On Friday, the defendants of an antitrust conspiracy case, McCarthy et al v. Intercontinental Exchange, Inc. et al, filed a motion to dismiss arguing that the plaintiffs’ first amended complaint failed to establish personal jurisdiction against the foreign defendants.
The lawsuit was initiated by individuals who made a transaction on a LIBOR-linked Instrument, per court records. The motion states that the LIBOR is an intra-bank interest rate that was established and is regulated in the United Kingdom. Further, the LIBOR interest rate is based on daily submissions from a panel of banks which are all from outside the United States, primarily from London.
The plaintiffs argue that the LIBOR formula and procedures themselves are inherently anticompetitive and that the panel banks’ participation in determining LIBOR is itself a conspiracy. However, in September, the court dismissed the plaintiffs’ claims in their original complaint against the domestic bank defendants for failure to allege antitrust standing and dismissed the foreign banks for lack of personal jurisdiction.
The plaintiffs subsequently filed an amended complaint, and the defendants responded with another motion to dismiss. The motion to dismiss argues that the plaintiffs have again failed to establish jurisdiction over the foreign bank defendants and that their claims are premised on allegations of misconduct abroad with no nexus to the United States
Specifically, the motion argues that the plaintiffs failed to establish that any foreign defendant is subject to general jurisdiction as each are incorporated and have their principal place of business outside the U.S. nor have the plaintiffs established that their claims arise from the defendants’ contacts in the U.S. to subject them to specific jurisdiction. Further, the motion argues that even if the plaintiffs “overreaching theories of jurisdiction” were accepted it would violate the foreign defendants’ due process rights.

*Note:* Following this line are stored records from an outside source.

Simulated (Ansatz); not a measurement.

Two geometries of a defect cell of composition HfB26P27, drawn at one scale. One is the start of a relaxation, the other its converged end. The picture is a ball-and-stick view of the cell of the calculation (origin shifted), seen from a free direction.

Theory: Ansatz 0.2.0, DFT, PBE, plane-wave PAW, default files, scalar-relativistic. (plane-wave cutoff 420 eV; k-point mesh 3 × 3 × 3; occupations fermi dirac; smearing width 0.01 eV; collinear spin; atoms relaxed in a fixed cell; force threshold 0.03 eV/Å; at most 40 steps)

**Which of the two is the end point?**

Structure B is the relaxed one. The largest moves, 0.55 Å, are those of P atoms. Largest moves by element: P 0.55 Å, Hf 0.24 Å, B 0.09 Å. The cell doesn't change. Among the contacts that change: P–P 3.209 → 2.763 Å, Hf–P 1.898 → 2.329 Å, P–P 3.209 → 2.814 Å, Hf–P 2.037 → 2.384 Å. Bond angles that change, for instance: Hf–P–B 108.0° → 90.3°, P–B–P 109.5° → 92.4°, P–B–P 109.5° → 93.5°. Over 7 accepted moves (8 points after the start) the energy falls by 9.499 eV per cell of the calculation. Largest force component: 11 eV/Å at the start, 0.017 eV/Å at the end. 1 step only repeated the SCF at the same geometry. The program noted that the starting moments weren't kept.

Accordingly, the defendants ask the court to dismiss the plaintiffs’ amended complaint without leave to amend. The plaintiffs are represented by Alioto Law Firm, Law Offices of Lawrence G. Papale, and Nedeau Law PC, among others, and the defendants are represented by Bartko Zankel Bunzel & Miller, Shearman & Sterling, Cahill Gordon & Reindel LLP and Sullivan & Cromwell LLP, among others.